NEW YORK,United States (Reuters) – Three new subway stations along Manhattan’s Second Avenue will finally open on New Year’s Day, New York Governor Andrew Cuomo said on Thursday (December 22), 10 years after construction started and decades after the seemingly interminable project was first proposed.
“There’s much talk about the deadline and the deadline is January 1, and we are committed to that deadline and the train is going to run if we have to push the train down the tracks. That train is going to run on January 1,” he said during a viewing of the 96th St station.
The idea of a Second Avenue subway has fired up the imagination of New Yorkers for a century, as commuters along Manhattan’s transit-starved East Side dreamed of an easier way to travel up and down the densely populated borough.
But over time, the line has achieved near-mythical status for the snail’s pace at which work has proceeded. First proposed in the 1920s and canceled three times for lack of funds despite three separate ground-breaking, the line will replace elevated trains that ran down the East Side until they were torn down in the 1940s and 1950s.
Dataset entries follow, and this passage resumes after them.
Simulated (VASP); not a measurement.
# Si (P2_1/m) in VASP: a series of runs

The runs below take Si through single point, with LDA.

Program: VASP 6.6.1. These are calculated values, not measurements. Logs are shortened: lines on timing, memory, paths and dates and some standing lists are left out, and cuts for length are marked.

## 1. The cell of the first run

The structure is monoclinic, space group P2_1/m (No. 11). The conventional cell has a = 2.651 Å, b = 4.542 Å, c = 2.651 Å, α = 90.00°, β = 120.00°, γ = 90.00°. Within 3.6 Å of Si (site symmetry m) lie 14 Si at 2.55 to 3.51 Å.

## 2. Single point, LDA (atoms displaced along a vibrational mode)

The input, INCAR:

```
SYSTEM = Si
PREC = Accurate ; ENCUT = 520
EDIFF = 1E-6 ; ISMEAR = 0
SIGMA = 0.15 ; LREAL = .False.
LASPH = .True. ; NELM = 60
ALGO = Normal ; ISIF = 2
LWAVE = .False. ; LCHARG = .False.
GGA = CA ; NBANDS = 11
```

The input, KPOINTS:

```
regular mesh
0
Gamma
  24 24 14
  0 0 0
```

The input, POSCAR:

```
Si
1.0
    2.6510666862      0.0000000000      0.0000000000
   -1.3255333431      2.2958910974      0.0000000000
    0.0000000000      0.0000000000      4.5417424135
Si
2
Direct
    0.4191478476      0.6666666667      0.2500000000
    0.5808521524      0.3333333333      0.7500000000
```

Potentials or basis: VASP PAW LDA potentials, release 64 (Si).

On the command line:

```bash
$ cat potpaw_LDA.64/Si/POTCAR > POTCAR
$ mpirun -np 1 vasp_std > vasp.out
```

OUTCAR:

Construction of the initial section, which includes three stations, will wrap up on Jan. 1, about 10 years after it started. The opening is three years later than the estimate when work began in 2007.
The initial extension will serve an estimated 200,000 people daily, though the opening may carry more significance as the end of a multi-generational wait.
“Along the way, there was a Second Avenue elevated line and a Third Avenue elevated line that they took down in the ’40s because they were going to build the subway on Second Avenue — except they forgot to build the subway on Second Avenue,” the governor explained.
“You took down the elevated lines and now you had all that volume on the East Side going to Lexington Avenue and that’s why the 4, 5 and the 6 are the most heavily travelled lines in the world because of the fact that the Second Avenue subway never materialized.”
Cuomo has put an emphasis on big construction projects, including a multi-billion dollar replacement of the Tappan Zee Bridge across the Hudson River north of New York City and major renovations at LaGuardia Airport.
The opening of the subway extension coincides with the incoming administration of President-elect Donald Trump, who has pledged to jump-start infrastructure projects through tax credits.
Though the subway project’s first phase has a price tag of $4.5 billion, it is decidedly modest in scale. Three stations along Second Avenue will extend the existing Q line north by 2 miles (3.2 km).
Later sections will complete Manhattan’s first new line since 1936. The new T line will run 8.5 miles (13.7 km) between the Harlem and Wall Street districts. Officials have not ventured an estimate for completion of the full T line.
Last year, work crews finished a $2.4 billion extension of the subway’s 7 line to 11th Avenue, a project aimed at revitalizing a long-neglected neighborhood on the West Side.
Cuomo, an ambitious Democrat who has been mentioned as a possible presidential candidate, has taken on a visible role in pushing the subway project along. He has held weekly meetings with his aides and contractors.
A ceremonial ride is scheduled for Dec. 31, to be followed the next day by regular service. The standard fare is $2.75, although the Metropolitan Transportation Authority has proposed an increase to $3.